* io_uring: should IORING_TIMEOUT_ABS honour the submitter's time namespace?
@ 2026-05-02 9:21 Xie Maoyi
2026-05-02 10:26 ` Pavel Begunkov
0 siblings, 1 reply; 8+ messages in thread
From: Xie Maoyi @ 2026-05-02 9:21 UTC (permalink / raw)
To: Jens Axboe
Cc: Pavel Begunkov, Andrei Vagin, io-uring@vger.kernel.org,
linux-kernel@vger.kernel.org
[-- Attachment #1: Type: text/plain, Size: 2521 bytes --]
Hi all,
I think I have found what might be a bug in io_uring's absolute-deadline path on v7.0 mainline, and I would appreciate your confirmation on whether it is actually a bug and whether it is worth fixing.

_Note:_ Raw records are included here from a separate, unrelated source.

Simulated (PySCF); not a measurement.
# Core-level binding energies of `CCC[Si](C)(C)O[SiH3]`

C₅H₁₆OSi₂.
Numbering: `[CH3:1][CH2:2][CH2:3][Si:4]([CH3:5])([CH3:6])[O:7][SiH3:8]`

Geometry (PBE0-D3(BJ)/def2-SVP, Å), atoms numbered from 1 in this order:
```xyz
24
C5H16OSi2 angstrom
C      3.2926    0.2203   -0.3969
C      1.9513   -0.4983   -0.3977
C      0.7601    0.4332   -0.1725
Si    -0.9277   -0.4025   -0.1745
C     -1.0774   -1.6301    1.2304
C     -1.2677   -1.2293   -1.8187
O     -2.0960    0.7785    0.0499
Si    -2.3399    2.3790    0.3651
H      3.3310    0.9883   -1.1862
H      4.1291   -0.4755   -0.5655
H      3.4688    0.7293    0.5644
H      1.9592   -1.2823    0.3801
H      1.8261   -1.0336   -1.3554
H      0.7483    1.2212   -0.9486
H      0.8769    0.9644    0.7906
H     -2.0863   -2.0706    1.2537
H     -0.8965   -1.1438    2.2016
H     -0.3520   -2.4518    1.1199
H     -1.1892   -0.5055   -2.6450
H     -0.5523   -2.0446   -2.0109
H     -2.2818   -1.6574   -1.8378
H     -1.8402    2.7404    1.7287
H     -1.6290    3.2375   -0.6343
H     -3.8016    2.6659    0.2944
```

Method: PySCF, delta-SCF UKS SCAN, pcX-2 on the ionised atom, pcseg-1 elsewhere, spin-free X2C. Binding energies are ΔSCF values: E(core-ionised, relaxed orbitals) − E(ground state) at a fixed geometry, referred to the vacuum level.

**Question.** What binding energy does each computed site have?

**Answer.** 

When a process inside a CLONE_NEWTIME time namespace submits IORING_OP_TIMEOUT with IORING_TIMEOUT_ABS, the deadline is interpreted in host CLOCK_MONOTONIC instead of the caller's namespace view, so the timer can fire at the wrong moment.
A small reproducer (poc_iou_timens.c, attached) sets a -10 second CLOCK_MONOTONIC offset in a fresh time namespace and submits a "now + 1 second" absolute deadline. On vanilla v7.0 the CQE comes back in well under a millisecond instead of the expected ~1 second.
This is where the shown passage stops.